Semi-Supervised Phone Classification using Deep Neural Networks and Stochastic Graph-Based Entropic Regularization
This work addresses the challenge of semi-supervised learning for speech recognition, offering a scalable method that is incremental in improving efficiency and performance over existing techniques.
The paper tackles the problem of phone classification with limited labeled data by proposing a stochastic graph-based entropic regularization method for deep neural networks, resulting in significant accuracy improvements in low-labeled scenarios and competitive performance in fully labeled cases on the TIMIT speech corpus.

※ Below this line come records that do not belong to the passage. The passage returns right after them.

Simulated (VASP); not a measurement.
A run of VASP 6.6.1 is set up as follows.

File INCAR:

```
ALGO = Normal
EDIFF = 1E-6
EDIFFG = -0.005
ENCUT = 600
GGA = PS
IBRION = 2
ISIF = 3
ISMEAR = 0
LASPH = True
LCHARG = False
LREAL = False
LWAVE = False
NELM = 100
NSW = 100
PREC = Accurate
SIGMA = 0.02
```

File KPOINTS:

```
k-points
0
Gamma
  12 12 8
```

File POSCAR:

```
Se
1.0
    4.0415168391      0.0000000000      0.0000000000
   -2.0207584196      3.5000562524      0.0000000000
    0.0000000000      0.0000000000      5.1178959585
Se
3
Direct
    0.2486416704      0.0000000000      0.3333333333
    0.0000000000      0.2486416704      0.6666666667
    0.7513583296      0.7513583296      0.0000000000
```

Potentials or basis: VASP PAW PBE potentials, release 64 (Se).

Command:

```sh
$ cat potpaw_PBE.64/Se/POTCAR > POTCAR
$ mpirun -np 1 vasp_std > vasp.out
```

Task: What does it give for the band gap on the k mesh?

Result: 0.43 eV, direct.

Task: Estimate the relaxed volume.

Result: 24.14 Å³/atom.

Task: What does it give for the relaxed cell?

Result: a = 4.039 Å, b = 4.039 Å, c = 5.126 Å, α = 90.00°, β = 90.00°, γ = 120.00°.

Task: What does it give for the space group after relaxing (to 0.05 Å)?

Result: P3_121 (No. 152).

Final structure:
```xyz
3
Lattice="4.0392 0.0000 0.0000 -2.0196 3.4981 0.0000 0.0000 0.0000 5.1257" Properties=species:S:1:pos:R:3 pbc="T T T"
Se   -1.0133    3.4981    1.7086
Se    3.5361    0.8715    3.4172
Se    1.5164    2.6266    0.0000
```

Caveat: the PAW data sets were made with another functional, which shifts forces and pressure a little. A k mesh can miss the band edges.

We describe a graph-based semi-supervised learning framework in the context of deep neural networks that uses a graph-based entropic regularizer to favor smooth solutions over a graph induced by the data. The main contribution of this work is a computationally efficient, stochastic graph-regularization technique that uses mini-batches that are consistent with the graph structure, but also provides enough stochasticity (in terms of mini-batch data diversity) for convergence of stochastic gradient descent methods to good solutions. For this work, we focus on results of frame-level phone classification accuracy on the TIMIT speech corpus but our method is general and scalable to much larger data sets. Results indicate that our method significantly improves classification accuracy compared to the fully-supervised case when the fraction of labeled data is low, and it is competitive with other methods in the fully labeled case.